Okay, maybe it only causes me consternation, but this is exactly the sort of thing that raises my temperature.  With the academic background of Coverity founders, one should expect a certain amount of rigor and care when it comes to analysis and conclusions, but I find myself disappointed.

Jeff, you say, what are you talking about!?!?

It’s been a while now, but you may recall a headline similar to this one, Security research suggests Linux has fewer flaws, or this one, Study: MySQL Hard on Defects.  I read these headlines and think - this is exciting, this is good stuff!  Let’s dig into these, sit at the feet of Coverity as security Padawan and learn what we can learn.

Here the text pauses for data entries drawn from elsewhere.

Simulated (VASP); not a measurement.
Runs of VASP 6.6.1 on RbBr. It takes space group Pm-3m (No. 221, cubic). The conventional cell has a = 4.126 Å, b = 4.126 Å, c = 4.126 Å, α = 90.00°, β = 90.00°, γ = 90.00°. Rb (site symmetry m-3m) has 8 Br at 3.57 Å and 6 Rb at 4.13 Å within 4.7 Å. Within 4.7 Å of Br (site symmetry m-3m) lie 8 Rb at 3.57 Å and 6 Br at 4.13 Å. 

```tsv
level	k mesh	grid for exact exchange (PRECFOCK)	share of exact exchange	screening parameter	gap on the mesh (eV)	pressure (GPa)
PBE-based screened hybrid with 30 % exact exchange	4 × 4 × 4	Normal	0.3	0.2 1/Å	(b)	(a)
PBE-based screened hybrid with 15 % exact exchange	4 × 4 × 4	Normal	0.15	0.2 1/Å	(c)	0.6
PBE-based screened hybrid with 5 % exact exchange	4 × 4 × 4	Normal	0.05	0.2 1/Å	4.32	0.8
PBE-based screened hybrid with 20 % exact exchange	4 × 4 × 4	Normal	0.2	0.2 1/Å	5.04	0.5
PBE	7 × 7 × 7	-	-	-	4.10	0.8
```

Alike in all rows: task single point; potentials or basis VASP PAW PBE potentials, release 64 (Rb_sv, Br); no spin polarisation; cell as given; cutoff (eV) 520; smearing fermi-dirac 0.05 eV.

Security Research Suggests Linux has Fewer Flaws

Lets look at the first article.  It refers to a report published by Coverity called “Analysis of the Linux Kernel” that documents the results of running the Coverity source code analysis tool on various versions of the Linux kernel over four years.  (You can download this report yourself at http://linuxbugs.coverity.com, if you are willing to register with them)    Back to the article, here is a quotation from the opening paragraph:

The project found 985 bugs in the 5.7 million lines of code that make up the latest version of the Linux core operating system, or kernel. A typical commercial program of similar size usually has more than 5,000 flaws or defects, according to data from Carnegie Mellon University.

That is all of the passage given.